This project was designed for somebody and I am not allowed to share the code publicly (compiled file is available), but I will answer questions here or on YouTube. For a professional like you such things are a piece of cake, just try to compile a simple Pico project using the VsCode and Pico SDK. Then simply transfer your functions and replace your hardware functions with Pico SDK functions. That’s it.

Yes, there is a room for improvement. Now the Relays’ actions are based on the temperature, it should be switched to humidity as well or I should implement two extra Relays to simultaneously control both the temperature and humidity. for devices like an egg incubator, … etc.

Okay, thanks.

By improving the performance I meant higher FPS. Do you know what is current limit? MCU speed, memory speed, SPI clock, etc?

Pico MCU speed is default. I think it is more than 130MHz.
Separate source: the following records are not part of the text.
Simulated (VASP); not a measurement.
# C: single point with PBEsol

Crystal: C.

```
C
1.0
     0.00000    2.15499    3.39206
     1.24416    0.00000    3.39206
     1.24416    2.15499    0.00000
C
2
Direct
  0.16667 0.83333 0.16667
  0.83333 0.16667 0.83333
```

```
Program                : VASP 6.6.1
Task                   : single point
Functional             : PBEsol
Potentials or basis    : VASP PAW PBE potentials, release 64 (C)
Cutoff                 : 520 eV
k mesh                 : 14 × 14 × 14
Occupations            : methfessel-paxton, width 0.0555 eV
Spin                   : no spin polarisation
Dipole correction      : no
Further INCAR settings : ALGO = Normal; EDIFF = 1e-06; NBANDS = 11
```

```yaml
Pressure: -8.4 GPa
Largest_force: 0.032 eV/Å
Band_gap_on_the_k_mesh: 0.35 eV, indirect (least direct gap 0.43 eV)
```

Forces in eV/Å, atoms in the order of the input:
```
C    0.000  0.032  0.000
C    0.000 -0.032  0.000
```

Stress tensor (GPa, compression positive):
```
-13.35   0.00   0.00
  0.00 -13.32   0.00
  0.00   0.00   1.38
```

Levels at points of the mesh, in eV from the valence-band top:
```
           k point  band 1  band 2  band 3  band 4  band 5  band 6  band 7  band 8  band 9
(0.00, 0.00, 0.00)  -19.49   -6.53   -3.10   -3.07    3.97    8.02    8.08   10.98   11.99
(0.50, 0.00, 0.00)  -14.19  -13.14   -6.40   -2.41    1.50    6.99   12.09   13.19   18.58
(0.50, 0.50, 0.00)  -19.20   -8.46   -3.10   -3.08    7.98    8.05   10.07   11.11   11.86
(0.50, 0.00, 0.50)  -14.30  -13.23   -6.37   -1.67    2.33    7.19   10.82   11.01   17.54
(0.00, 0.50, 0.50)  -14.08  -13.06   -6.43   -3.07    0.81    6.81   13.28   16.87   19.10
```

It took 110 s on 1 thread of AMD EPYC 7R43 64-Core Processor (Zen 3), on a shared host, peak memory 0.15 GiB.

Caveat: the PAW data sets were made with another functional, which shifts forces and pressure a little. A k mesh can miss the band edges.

Connection interface between Pico and TFT is SPI and the SPI clock speed is 5MHz, however I personally refresh the screen every 1 second. because sensor speed is lower than this (around 5 second), so 1 second tick is the refresh action. if you mean the refresh speed between changing the screens that’s what I got with 5MHz SPI. I have used many Styles and I had to remove them and also remove the previous screen.
Current consumption of the Pico board is around 40mA. LCD backlight is around 130mA in full power. you can use some resistor in series to limit the backlight current if you like.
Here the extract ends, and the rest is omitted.